Cyndi's Two Cents

Household guide

Commentary:

In 1951, the Christian Mission at Glasgow Christian Church in Glasgow, Illinois sponsored the printing of a spiral-bound booklet featuring 1001 helpful household hints.  “Your Household Guide” might have been a fundraiser for this group of ladies that included my grandma, great-grandma, great-great aunts and women that were not related but that my dad had grown up recognizing as aunts.

Glasgow is a very small town in a very small county in west central Illinois. Although I grew up on rural route Winchester, Glasgow was the nearest “town” and home to my great-grandma and all of those “aunts.”

When I was sorting through Grandma’s cookbooks, I came across this little gem of a guide.  There are chapters on everything from baking to sewing, flowers to insects, laundry to business laws, employers quarterly federal tax returns to paints, and wedding anniversaries to federal old age benefits. 

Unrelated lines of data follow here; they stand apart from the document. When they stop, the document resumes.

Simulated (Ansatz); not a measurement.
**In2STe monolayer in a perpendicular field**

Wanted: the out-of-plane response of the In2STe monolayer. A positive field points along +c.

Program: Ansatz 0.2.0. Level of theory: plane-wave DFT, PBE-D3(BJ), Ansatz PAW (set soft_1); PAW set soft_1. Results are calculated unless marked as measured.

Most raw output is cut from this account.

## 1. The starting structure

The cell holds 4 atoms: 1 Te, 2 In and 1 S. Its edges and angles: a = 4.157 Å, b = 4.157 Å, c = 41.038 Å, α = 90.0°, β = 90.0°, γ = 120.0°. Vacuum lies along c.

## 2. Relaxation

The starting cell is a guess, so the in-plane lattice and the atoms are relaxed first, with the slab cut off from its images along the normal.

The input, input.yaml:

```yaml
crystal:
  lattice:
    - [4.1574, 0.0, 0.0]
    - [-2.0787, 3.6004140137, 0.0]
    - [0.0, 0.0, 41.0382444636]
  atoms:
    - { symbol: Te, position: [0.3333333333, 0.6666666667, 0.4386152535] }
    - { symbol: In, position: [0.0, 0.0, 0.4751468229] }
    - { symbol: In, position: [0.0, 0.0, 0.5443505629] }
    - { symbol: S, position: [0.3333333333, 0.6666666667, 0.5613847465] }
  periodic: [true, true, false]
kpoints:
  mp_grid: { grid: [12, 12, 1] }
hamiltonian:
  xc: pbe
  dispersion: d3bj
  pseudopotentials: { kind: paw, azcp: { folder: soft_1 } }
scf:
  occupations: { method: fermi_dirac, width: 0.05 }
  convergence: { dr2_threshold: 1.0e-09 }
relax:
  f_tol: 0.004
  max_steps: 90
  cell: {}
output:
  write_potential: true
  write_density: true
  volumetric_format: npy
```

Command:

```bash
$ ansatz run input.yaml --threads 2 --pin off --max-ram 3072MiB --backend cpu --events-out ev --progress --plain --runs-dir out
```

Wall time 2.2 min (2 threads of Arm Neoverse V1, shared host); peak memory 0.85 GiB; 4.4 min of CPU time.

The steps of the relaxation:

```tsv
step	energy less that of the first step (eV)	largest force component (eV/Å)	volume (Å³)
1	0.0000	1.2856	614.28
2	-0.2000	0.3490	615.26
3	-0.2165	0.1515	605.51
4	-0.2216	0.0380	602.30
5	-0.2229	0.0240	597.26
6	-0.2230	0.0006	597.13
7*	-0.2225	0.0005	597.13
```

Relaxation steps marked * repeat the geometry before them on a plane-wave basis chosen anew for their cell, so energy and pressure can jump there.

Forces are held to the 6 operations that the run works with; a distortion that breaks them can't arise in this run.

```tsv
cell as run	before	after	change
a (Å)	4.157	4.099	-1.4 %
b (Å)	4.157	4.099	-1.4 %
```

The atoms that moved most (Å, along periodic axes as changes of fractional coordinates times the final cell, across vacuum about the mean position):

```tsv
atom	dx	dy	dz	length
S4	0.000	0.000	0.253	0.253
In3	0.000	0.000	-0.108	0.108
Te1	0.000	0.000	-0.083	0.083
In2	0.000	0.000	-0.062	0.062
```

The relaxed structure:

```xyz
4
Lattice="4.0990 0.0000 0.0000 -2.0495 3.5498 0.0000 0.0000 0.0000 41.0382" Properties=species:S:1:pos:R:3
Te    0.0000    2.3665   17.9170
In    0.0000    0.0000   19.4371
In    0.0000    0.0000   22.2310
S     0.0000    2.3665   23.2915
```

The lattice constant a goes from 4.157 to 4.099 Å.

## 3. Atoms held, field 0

The guide has been tucked away in a corner of a kitchen cabinet for several years now.  I stumbled across it while looking for a ladle last week and once I began to skim through, found myself mesmerized by the contents, prompting me to share a few of the pointers with you.

Business Laws:

  • Signatures with lead pencil are good in law.
  • A contract with a minor or a lunatic is void.
  • A note obtained by fraud or given by an intoxicated person cannot be collected.

Baking:

  • Do not grease the sides of cake pans.  How would you like to climb a greased pole?

Gardening:

  • To keep bugs out of beans which are to be kept for seed, use 1-part lime to 6 parts beans.  Sift over and through.
  • To kill worms on cabbage, take 1 tablespoon of Paris Green and 9 parts of flour and dust on cabbage.

Insects:

  • Piano (to protect):  Moths and mice are the greatest enemies a piano has. Lightly dusting the felt parts with Paris Green every two years keep them away for a lifetime.
  • Moths do not like turpentine. When washing your blankets in the spring, put several tablespoons of turpentine in the wash water.  The moths will then stay away from the blankets and by the time these blankets are needed in the fall the odor will have evaporated.
  • Moths:  To keep out of carpets, add a little turpentine to one-half bucket of water.  Dampen broom in this mixture and sweep.
  • Good Cheap Liniment: Break end of 1 egg open.  Put the egg in a glass bottle.  Fill the shell with turpentine.  Also fill it with vinegar.  Put both in bottle with egg and shake well.  It is ready for use.

Laundry:

  • To renovate a dust mop, put a large tablespoonful of concentrated lye in an old pail half full of boiling water and let the mop boil in it.  After rinsing several times, the mop will be as good as new.
  • To whiten laces, wash them in sour milk.

Times and the tools we use to accomplish our “household” tasks have changed but we still want our cakes to rise, our laces white and our cabbage without worms!